You can not blame him for what the shooter did but you can blame him for not doing his job. He did not do what he was trained to do.
Oh quit your virtue signaling. Sheesh....Protect the damn schools, get some competent people to do so. While you're at it, elect a competent Sheriff and staff for Broward County and replace the incompetent douchebags at the FBI too and maybe some of those kid's lives will be saved.
define competent. Better yet who is the authority who will determine competent.
did you even read the article. at least "hear" what an expert- has to say- and the writer IS an expert on various types of bullets/ wounds.
oh I read it...and as a weapons expert, I say BS
1. he called it a The high-velocity bullet... which is bull.. the 223 or 5.56 comes out SLOWER than my 45....and its a smaller round
2. the 223/5.56 is a FMJ (full metal jacket, tiny round)...unlike most handguns that run hollow-points which shred inside the body doing much more damage, most of us will use FMJ for target practice, but our service weapons are running hollowpoints
I had a colleague who taught Creative Writing that gave an assignment to write a "scary" story. The kids did. She had one particularly creative kid in the class and his story scared the living **** out of her. So she reported it. Nothing came of it except that poor kid was dragged through the wringer for about a week.
That sounds like a case I just read about again. A kid described a violent crime. It was written well according to the teacher, but it scared the teacher as well. She talked to the student, the parents and on up the food chain. It might not be fair to say that nothing came from that because although nothing happened to the kid for the story, his name was Dylan Klebold and not long later, he and Eric Harris shot up their school.
You can not blame him for what the shooter did but you can blame him for not doing his job. He did not do what he was trained to do.
War dogs react that way, but then I don't think a dog really understands what that stick the human is holding can do. Thinking that people can be trained to walk into death and expecting perfect compliance is silly
Actual question and not being snarky. Can one tell the difference between the sound of an AR-15 and a handgun if you're outside and the shooter is inside.
The kid who told Aaron Feis about seeing the gun probably told him the gun wasn't just a handgun. So after getting the student to safety, the unarmed coach still went inside the get kids to safety.
I think this Sheriff and everyone crying coward should be the ones on the front lines charging a gunman with help 5 minutes away. If that kind of fighting was expected then the society should have paid for a squad of officers able to cover and support the rest of their team
Yet we are expecting teachers to do what the officers wouldn't?
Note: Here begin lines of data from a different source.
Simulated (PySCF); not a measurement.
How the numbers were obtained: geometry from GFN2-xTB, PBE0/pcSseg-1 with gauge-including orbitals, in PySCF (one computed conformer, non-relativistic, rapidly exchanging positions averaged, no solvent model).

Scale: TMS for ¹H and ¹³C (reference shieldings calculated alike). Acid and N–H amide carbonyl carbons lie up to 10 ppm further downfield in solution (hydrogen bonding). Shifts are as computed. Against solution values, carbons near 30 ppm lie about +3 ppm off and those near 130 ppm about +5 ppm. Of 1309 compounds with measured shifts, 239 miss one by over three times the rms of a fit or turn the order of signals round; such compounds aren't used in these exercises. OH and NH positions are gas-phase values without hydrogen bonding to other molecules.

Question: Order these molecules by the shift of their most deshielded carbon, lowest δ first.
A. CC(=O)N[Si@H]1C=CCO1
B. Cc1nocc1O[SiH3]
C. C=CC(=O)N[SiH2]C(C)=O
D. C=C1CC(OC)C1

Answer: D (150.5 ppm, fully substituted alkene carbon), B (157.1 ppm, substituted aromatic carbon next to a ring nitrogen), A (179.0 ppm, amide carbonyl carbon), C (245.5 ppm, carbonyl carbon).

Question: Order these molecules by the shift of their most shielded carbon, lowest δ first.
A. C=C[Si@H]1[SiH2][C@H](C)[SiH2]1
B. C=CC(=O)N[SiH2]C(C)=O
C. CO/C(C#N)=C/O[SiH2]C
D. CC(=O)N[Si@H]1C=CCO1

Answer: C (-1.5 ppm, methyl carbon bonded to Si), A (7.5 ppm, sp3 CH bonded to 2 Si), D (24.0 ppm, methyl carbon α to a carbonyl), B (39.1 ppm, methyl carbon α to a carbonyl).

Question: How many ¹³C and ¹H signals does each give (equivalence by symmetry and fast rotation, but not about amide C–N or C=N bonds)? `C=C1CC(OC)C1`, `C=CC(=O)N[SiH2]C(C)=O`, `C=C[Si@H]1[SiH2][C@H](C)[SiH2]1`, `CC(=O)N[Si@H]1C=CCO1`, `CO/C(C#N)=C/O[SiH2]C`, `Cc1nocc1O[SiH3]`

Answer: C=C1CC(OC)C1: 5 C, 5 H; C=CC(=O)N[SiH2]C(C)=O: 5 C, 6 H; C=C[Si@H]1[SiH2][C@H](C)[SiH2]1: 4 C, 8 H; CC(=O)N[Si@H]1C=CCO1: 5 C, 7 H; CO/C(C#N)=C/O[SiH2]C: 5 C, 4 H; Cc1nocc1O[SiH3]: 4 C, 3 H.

I think this Sheriff and everyone crying coward should be the ones on the front lines charging a gunman with help 5 minutes away. If that kind of fighting was expected then the society should have paid for a squad of officers able to cover and support the rest of their team
Yet we are expecting teachers to do what the officers wouldn't?
I never did that is one position of the 2nd Amendment crowd. However is someone is cornered do we forbid her the tools to fight back even if she doesn't charge machine gun nest to save others?